The Squire Bagley house
This house was built circa 1780, probably by Isaac Bagley. The house was expanded by his son, Squire Lowell Bagley, to meet the needs of his growing family. Longyear Museum has restored the exterior to the colors and style of the 1860s, when Mary Glover (later Mary Baker Eddy) was a guest here for two brief, but crucial, periods.
Squire Bagley’s daughter
Lowell Bagley married Sarah Osgood in 1811, and the couple raised three daughters, Emmeline, Mary, and Sarah. It was their daughter Sarah who, nearly fifty years later, in 1868 and again in 1870, offered shelter here to the Discoverer of Christian Science.
Storage attic: a treasure chest of family history
When Mrs. Longyear found this house in 1920, it was still furnished much as it had been sixty years earlier, and contained personal memorabilia that reflected the family’s history over several generations. The attic and cellar held trunks, chests, and boxes full of things the Bagleys had used in their daily lives.
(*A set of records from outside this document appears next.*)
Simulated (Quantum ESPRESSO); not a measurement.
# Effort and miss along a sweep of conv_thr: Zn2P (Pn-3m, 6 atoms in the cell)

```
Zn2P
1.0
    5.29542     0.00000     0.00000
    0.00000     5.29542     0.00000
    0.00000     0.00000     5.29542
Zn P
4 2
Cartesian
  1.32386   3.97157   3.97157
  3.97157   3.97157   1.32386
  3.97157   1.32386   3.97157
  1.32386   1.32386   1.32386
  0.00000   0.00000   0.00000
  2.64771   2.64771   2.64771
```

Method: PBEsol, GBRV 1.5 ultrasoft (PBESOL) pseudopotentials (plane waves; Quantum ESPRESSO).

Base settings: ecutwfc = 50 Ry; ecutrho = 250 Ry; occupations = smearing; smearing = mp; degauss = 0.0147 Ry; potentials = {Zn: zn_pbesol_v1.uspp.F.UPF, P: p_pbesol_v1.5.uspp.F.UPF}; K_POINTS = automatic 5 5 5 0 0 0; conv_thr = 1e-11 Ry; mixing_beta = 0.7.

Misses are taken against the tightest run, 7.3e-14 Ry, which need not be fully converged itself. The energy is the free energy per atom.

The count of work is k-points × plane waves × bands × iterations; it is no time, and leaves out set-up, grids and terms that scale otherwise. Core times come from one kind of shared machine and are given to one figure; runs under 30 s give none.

Unchanged in over a century
The interior today presents the Bagley home much as it was one hundred forty years ago, when Mrs. Glover (later Mary Baker Eddy) lived there.
A “time capsule” of the past
Most of the furnishings in the house today belonged to the Bagley family. Visiting here is like stepping through a door into their lives well over a century ago.
The kitchen
Further research and restoration are ongoing, with a view to presenting the Bagley home as much as possible the way Mrs. Glover would have known it when she found refuge here.
Bagley house, where two early students of Christian Science were taught
Taking a room with Sarah Bagley in June and July 1868, and returning briefly in 1870, Mrs. Glover (later Mrs. Eddy) taught two of her earliest students here. One of those students was Sarah. Mrs. Glover’s teaching of Christian Science underscored her conviction that her discovery was indeed Science and could therefore be taught.
A succession of rented rooms
During these years, circumstances forced Mrs. Glover to move repeatedly as she explored her discovery and looked for ways to share it with others. Her small upstairs bedroom at the Bagleys’ was one of a long succession of rooms she occupied in several towns.
Setting out for a wider destiny
From here Mrs. Glover moved on to Lynn in 1870, where she taught larger classes of students, wrote and published Science and Health, and stepped forward into her broader role as the Leader of Christian Science. The framed needlework with the motto from Psalm 91:11, was in the room occupied by Mrs. Glover.